Texas, Bathrooms, Vouchers, and Bad Legislation

http://auhouston.org/wp-content/uploads/2017/08/Texas-Capitol_0.jpghttp://auhouston.org/wp-content/uploads/2017/08/Texas-Capitol_0.jpgTexas, Bathrooms, Vouchers, and Bad Legislation

The Texas Legislature Is Meeting For A Special Session And Has A Second Chance To Pass Bad Legislation

The Texas legislature’s regular session ended just weeks ago, but lawmakers are already back in Austin for a special session. Governor Greg Abbott (R) was forced to call the special session after the state legislature failed to adopt must-pass legislation during the regular session: in a dramatic stand-off, the Senate had refused to pass key bills as retaliation for the House refusing to pass legislation that would discriminate against transgender people.
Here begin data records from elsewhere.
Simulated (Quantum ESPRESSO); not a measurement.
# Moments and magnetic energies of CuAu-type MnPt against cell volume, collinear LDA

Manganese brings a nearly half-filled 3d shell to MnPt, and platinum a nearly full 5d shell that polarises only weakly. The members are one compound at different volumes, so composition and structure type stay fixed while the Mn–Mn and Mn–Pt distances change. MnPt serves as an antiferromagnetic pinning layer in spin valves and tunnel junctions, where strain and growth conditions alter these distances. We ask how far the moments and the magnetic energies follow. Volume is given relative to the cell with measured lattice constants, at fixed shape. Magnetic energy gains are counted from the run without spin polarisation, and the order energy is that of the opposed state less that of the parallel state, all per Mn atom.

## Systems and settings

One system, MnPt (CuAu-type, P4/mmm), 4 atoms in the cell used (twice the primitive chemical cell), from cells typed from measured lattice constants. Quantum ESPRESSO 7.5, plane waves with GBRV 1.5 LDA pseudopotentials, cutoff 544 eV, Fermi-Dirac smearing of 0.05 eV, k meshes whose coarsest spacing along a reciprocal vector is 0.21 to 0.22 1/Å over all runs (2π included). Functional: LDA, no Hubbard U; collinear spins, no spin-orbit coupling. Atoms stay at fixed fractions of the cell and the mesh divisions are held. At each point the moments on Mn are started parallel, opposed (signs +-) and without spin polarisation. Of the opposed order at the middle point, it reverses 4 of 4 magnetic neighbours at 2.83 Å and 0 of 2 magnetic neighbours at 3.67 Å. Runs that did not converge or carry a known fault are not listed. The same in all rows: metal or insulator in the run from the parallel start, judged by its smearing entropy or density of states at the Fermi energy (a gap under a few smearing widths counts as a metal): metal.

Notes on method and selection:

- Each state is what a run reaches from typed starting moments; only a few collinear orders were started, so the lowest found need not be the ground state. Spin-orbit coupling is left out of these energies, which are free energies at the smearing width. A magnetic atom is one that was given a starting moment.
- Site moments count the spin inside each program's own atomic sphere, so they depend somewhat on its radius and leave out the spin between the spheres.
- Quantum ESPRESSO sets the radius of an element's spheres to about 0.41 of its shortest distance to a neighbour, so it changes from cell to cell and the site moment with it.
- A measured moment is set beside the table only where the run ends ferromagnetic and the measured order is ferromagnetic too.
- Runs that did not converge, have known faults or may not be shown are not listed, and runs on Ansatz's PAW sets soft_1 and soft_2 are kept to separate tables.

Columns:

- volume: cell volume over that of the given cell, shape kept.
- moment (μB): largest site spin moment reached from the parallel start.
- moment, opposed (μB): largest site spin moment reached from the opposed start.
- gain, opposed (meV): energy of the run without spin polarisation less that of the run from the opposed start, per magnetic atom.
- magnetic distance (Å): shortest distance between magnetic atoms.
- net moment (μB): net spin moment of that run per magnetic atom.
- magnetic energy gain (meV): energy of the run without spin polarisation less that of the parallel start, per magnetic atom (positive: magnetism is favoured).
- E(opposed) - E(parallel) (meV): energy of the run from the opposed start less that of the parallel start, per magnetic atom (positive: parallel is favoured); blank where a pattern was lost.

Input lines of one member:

Not surprising, the governor’s agenda includes not just the must-pass bills, but also private school vouchers and bills that discriminate against transgender Texans. The legislature is holding hearings on both issues this morning.

Private School Vouchers

At 10 a.m. CT, a Senate committee will hold a hearing on SB 2, a bill that would create a tuition tax credit—a form of a private school voucher.

Lt. Governor Dan Patrick (R) and Senate leadership have made passing a voucher program a priority, but members of the House, who voted to reject vouchers multiple times during the regular session, continue to oppose them. The Chair of the House Public Education Committee, Rep. Dan Huberty, (R-Humble) explained: “We voted six times during the regular session. . . . We’ve talked about this on numerous occasions. I don’t know what else we can do.”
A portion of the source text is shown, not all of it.